Budget Green in A Sea of Red on a Green Holiday
The holidays are coming up fast. The question is are you going to stay in the green or see red? Paper and pen are in your hands, you feel ahead of schedule this year, you've asked the family what they want for the holidays, you even have answers. Your next question is how much money do you have to spend? If you are not sure lets start here.
First thing, you write down your categories: Gifts, Food, Outings, Misc…etc. Next, think about how many people you're having over to eat, who are you buying for, what kind of holiday entertainment will you be enjoying this year, and of course there are always incidentals. Break it all down. Put dollars figures next to each category. Be realistic, no fudging the numbers. Putting a dollar amount next to each persons name is helpful. Debt proofing the holidays is about how much cash you save from now till the holidays. I am a big believer in shopping sales and using coupons. A day that I look forward to every year is Black Friday, the day after Thanksgiving. Black Friday is a value oriented day.

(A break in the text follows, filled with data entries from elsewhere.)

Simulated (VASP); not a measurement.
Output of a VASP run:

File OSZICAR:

I put together my gift list including any large house purchases I may be needing. My suggestion is to know what you are looking for ahead of time, go armed with a list and your coupons. Go early and know when to stop. I suggest going it alone unless you have a focused partner helping you find what you need.
Researching items the night before online helps you make better choices when comparison shopping. Wearing a waist belly bag keeps your hands free and you still have a place to put your list and ads/coupons. My extra tip is online shopping the day after Thanksgiving is a great deal day. You save money on gas, time and usually free shipping. Most online stores will honor the same coupons as in store.
Remember your budget is how much you actually have to give for the holidays. If the number is low, that is fine. Holidays are not about financially hurting yourself so someone can have the newest model that will go in the trash before January. The holiday season is about expressing love and appreciation to people who mean the most to you. Both of which can be done without money. An example of how to prioritize your gift decisions is to use a set of categories dividing your gift list into paid gift, made gift and time gift. This year you may want to change around who gets a paid holiday gift.
Paid Gift List:
- Beside each name on the paid gift list, assign a budgeted amount. For example, mom might get $40 and Cousin Louie $15. Double check your math to make sure your total does not exceed the total amount you have decided on for gifts. Your only rule is to not go over budget on each person. A good suggestion is purchasing a tree in someones name or making a donation in someones name to a non profit organization.
Made Gift List:
- What can you make? Most recipients of a homemade tin of cookies, fudge or candy are very appreciative. You might want to create a holiday wreath for someone. Families love updated framed pictures of the kids. If you want a more personalized touch make the frame yourself. Family craft ideas are all over the internet.
- You can make personalized holiday cards with handwritten notes inside.
- Happy holidays Great Uncle Byron. We just wanted to let you know that you are a special part of our family. Thanks for all the time and attention you show us. We’re certainly blessed to have an Great Uncle like you. You may want to include a time gift. Aunt Ethel may need help cleaning up the yard or just cleaning the kitchen. Spending time with family helping one another out creates great holiday memories. You can get creative with this. Cut an old used Christmas card and write your time gift on the back like a coupon.
Whatever you choose to do, make your list and stick with it. Not going into debt during the holiday season can be done with a little bit of planning and perseverance.